While roasting and double-cooking play big parts in Chinese cuisine, because of their time-consuming nature these techniques can feel overwhelming or intimidating to some. This chapter is my ultimate tribute to the slow-cooking process – the recipes it contains are not necessarily difficult, but require a certain amount of loving patience that doesn’t always align well with the day-to-day bustle of modern life. These are recipes to be tackled on a quiet weekend, and the results are worth waiting for.
While traditional Chinese roasting ovens are hard to come by these days, in the old days a restaurant would have a large walk-in clay oven. This would have a huge chimney in the middle of its roof and small wind tunnels built into the walls to allow air to circulate through the oven itself – the thick clay walls would hold in the heat while the meat would be hung along the inside walls, with coal pits underneath creating the heat for the slow-cooked, ‘wind-dried’ style of cooking. This inventive way of cooking allowed the outside skin of the meat to char away while the meat would slowly roast until succulent and tender, creating a crispy skin and melt-in-the-mouth meat. These days restaurants use commercial stainless-steel ovens that do a very similar job and, though it can be difficult to replicate such a unique cooking environment at home, there are ways and means of creating similar outcomes with a domestic oven.

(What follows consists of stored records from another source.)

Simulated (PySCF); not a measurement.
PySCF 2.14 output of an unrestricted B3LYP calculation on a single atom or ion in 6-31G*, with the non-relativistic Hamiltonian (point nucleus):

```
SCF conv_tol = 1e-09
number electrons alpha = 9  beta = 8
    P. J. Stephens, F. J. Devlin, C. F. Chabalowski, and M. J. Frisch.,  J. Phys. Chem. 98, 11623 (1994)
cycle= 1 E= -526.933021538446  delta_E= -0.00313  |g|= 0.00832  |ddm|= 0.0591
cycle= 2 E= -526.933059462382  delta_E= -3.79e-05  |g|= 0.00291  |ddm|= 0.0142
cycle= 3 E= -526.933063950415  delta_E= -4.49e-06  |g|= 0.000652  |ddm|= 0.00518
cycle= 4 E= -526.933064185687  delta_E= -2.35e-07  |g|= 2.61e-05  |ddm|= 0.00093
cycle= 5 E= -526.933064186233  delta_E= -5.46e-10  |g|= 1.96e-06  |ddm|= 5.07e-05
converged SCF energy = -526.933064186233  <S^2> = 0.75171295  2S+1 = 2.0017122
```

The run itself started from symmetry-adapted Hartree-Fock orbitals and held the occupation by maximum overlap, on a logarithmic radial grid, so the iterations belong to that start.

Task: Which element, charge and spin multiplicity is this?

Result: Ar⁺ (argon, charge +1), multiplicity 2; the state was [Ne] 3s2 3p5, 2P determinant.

Double-cooking is precisely what it describes: when two or more of any of the basic techniques learnt here in the book are combined to cook one dish. As a balance of textures is so important in Chinese food, the Chinese love to use double-cooking processes to give different textures to meat, seafood and even certain vegetable dishes. There are no specific rules with double-cooking, though there are some general guidelines as to how to order the cooking techniques to ensure a successful outcome (blanching, poaching, deep-frying or braising tend to come first, while the second or third processes are more likely to be roasting, stir-frying, or steaming). Sometimes a dish may use up to four or five different cooking techniques; the typical dim sum dish of chickens’ feet is a good example, where, in order to give the skin its signature melt-in-the-mouth feel, the feet are blanched, then dried, then deep-fried, then braised, then marinated and finally steamed to finish. This may seem a little excessive, but it’s an amazing way to make something so seemingly tasteless take in so much flavour. There is indeed method in the madness!